Project: Heavy Vehicle Wheel Detachment – Phase II
Last update: 26/04/2011 14:33:06
The aim of Phase II of this project was to build upon the work carried out in Phase I in order to recommend a standardised best practice for wheel tightening and maintenance. The effectiveness of the countermeasures identified in Phase I in terms of their ability to prevent wheel detachment, will also be evaluated.
There are four main objectives:
. Assess the ability of the various countermeasures, identified in previous research, to reduce the frequency of wheel nut loosening and wheel nut detachment and/or to reduce the severity of the consequences when it does occur.
. To assess the durability and practicality of the countermeasures identified to quantify the likelihood of measures that work in controlled conditions continuing to be effective in real world service.
. Standardisation of best practice for wheel tightening methods and maintenance.
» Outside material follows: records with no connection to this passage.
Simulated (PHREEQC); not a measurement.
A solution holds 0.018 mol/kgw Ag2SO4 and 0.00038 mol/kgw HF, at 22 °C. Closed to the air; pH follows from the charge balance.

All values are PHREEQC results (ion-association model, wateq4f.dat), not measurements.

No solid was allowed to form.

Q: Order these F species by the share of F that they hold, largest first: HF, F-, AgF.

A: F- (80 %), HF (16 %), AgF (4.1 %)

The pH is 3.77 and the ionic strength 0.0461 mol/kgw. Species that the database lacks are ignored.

. Update the cost benefit analysis of implementing the countermeasures throughout the UK heavy vehicle fleet (HGV and PSV).
Crowthorne House, Nine Mile Ride, Wokingham, Berkshire, RG40 3GA
+44 (0)1344 773131
Cost to the Department: £243,398.00
Actual start date: 01 June 2007
Actual completion date: 01 April 2010
Summary of results
- Heavy vehicle wheel detachment is relatively rare with respect to the very large distances travelled by such vehicles. However, when it does occur the consequences can be severe and the problem has been very well publicised for many years. TRL's research in Phase 1 of this project focussed on estimating the frequency of wheel fixing problems and identifying potential countermeasures to prevent or mitigate future problems. The project estimated there were between 7,500 and 11,000 cases of loose wheel nuts and between 150 and 400 wheel detachments resulting in 10 to 27 injury accidents and 3-7 fatal accidents each year in the UK. TRL's research also found that the causes of the problem were relatively well understood and there was considerable, if sometimes inconsistent, guidance on how to maintain wheel fixings.
Evidence from survey results suggested that maintenance guidelines were not always followed and there was evidence to suggest that those that failed to follow them had a higher incidence of wheel fixing problems. A range of solutions intended to tackle wheel nut loosening were identified.
This second phase of the project was again commissioned by the UK Department for Transport (DfT) and has built upon the 2006 research by TRL in order to identify best practice for wheel tightening and maintenance, and to assess the potential effectiveness of the identified countermeasures.
The second phase of the project involved a mathematical analysis of the clamp force required during normal driving, laboratory and vehicle-based tests to investigate various procedures for initial tightening and re-torquing. Accelerated wear tests were also completed to assess the effectiveness of the various countermeasures.
This is the final project report for Phase 2 of the project. It describes the methodologies and results from the tests undertaken during phase 2. The main conclusions from the study are:
1. The age, condition and level of lubrication applied to the mating surfaces and threads of standard wheel studs and nuts was found to affect the magnitude and consistency of clamp force generated during the tightening tests.
2. Tests also showed some evidence of substantial variation between individual studs/nuts with nominally the same specification. It is recommended that, if it is considered appropriate to do so, a review of BS AU 50 is undertaken to investigate any potential improvements to the magnitude and consistency of the clamp force generated could be achieved by amending the technical requirements to reduce variation in the material properties of wheel studs and nuts.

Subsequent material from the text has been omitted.